By the 1990s John Magee was, of course, no longer alive to defend himself, but his son, David Magee, made an effort to disprove Ishihara’s statements. He gave interviews to the media and attended conferences on the Nanking massacre at which he read from his father’s papers and displayed the actual camera his father used to film Japanese atrocities. Frank Tillman Durdin was alive, and he took direct action. Stepping out of retirement in San Diego to hold a press conference to refute Ishihara’s remarks, Durdin explained to reporters that he had indeed written an article in 1937 that described the countryside from Shanghai to Nanking as peaceful, but that this article was written two months before the Japanese started their advance on Nanking.
Ishihara’s other statements are readily refutable. Contemporaneous reports of the Rape appeared in dozens of Western newspapers, and even Japanese newspapers ran detailed stories about the massacre. As for Durdin, his articles were not only contemporaneous but published on the front pages of the New York Times. John Magee’s letters contained descriptions like, “The raping of the women has been beyond description or imagination,” and, “There were dead bodies in every street and alley in the city, so far as I could tell, and I went around quite extensively including Hsiakwan.”
Not to be stopped, however, Ishihara went on to suggest that the Chinese claims of a massacre at Nanking helped influence the U.S. decision to bomb Hiroshima and Nagasaki. As each refutation of his earlier claims made it impossible for Ishihara to repeat them, he shifted his position slightly, but on one point he remained inflexible: even if the Germans had apologized for killing the Jews, that did not mean that the Japanese should do the same; under no circumstances should the Japanese ever admit they were guilty of any wrongdoing.
Ishihara’s career remained intact despite the Playboy interview, but eventually others were not so lucky.
—One man who was sucked into the vortex of controversy was General Nagano Shigeto. In the spring of 1994, within days of his appointment to the cabinet-level position of justice minister, he gave an interview to the Mainichi Shimbun newspaper that turned out to be political suicide. “I think the Nanking Massacre and the rest was a fabrication,” he told the newspaper. “I was in Nanking immediately afterwards.” He went on to call the Korean comfort women “licensed prostitutes,” not sex slaves, and to argue that Japan had no choice but to go to war because it was “in danger of being crushed.” The violent reaction to his statements across Asia forced Nagano to resign in disgrace.
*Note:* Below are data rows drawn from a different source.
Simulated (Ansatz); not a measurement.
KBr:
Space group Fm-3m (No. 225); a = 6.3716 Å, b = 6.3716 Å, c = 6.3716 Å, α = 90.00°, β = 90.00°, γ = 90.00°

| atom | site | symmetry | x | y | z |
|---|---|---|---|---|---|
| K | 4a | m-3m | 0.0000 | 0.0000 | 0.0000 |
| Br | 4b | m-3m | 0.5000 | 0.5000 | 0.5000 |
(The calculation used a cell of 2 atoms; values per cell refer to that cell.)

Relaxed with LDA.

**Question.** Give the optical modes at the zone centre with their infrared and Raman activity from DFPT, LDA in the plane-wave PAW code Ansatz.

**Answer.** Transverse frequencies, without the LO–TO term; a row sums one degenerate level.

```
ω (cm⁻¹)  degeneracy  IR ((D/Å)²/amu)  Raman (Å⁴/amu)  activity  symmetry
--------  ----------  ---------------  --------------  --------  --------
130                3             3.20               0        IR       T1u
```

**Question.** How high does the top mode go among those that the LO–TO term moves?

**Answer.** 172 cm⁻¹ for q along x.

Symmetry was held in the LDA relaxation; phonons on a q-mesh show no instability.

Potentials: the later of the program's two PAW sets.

—In September 1986, Fujio Masayuki, the Japanese minister of education, sabotaged his career when he declared that the Rape of Nanking was “just a part of war.” In an interview with Bungei Shunju magazine, Fujio defended the actions of the Japanese during the Nanking massacre and claimed that the number of dead had been exaggerated. He also said that Korea was partly to blame for its annexation by Japan in 1910, that Korea willingly accepted colonization, and that the Tokyo War Crimes Trial was “racial revenge” meant to “rob Japan of her power.” Though Fujio made these comments only “to restore the Japanese spirit through history and tradition,” they cost him his job. That month Japanese Prime Minister Nakasone Yasuhiro dismissed him from his post.
—Okuno Seisuki, who had been the prefectural director of the notorious Kempeitai (the secret Japanese military police) during the war, rose after the war to become the Japanese minister of justice and even the minister of education. By 1988 Okuno had become the Japanese land agency chief and the third most senior member of the cabinet. But Okuno’s undoing came that spring when he visited the Yasukuni Shrine in Tokyo (where Japanese class A war criminals are enshrined and worshipped) and revealed his true attitudes about World War II. “There was no intention of aggression,” Okuno told reporters. “The white race made Asia into a colony, but only Japan has been blamed. Who was the aggressor country? It was the white race. I don’t see why Japanese are called militarists and aggressors.” His statements provoked an uproar across Asia, prompting Okuno to adjust his wording: “I didn’t say Japan wasn’t an aggressor. I said it wasn’t the only aggressor.” By May, Okuno had been forced to resign, but he remained unrepentant to the end. He had stepped down, Okuno said, only under pressure from the government, not because he wished to retract his statements.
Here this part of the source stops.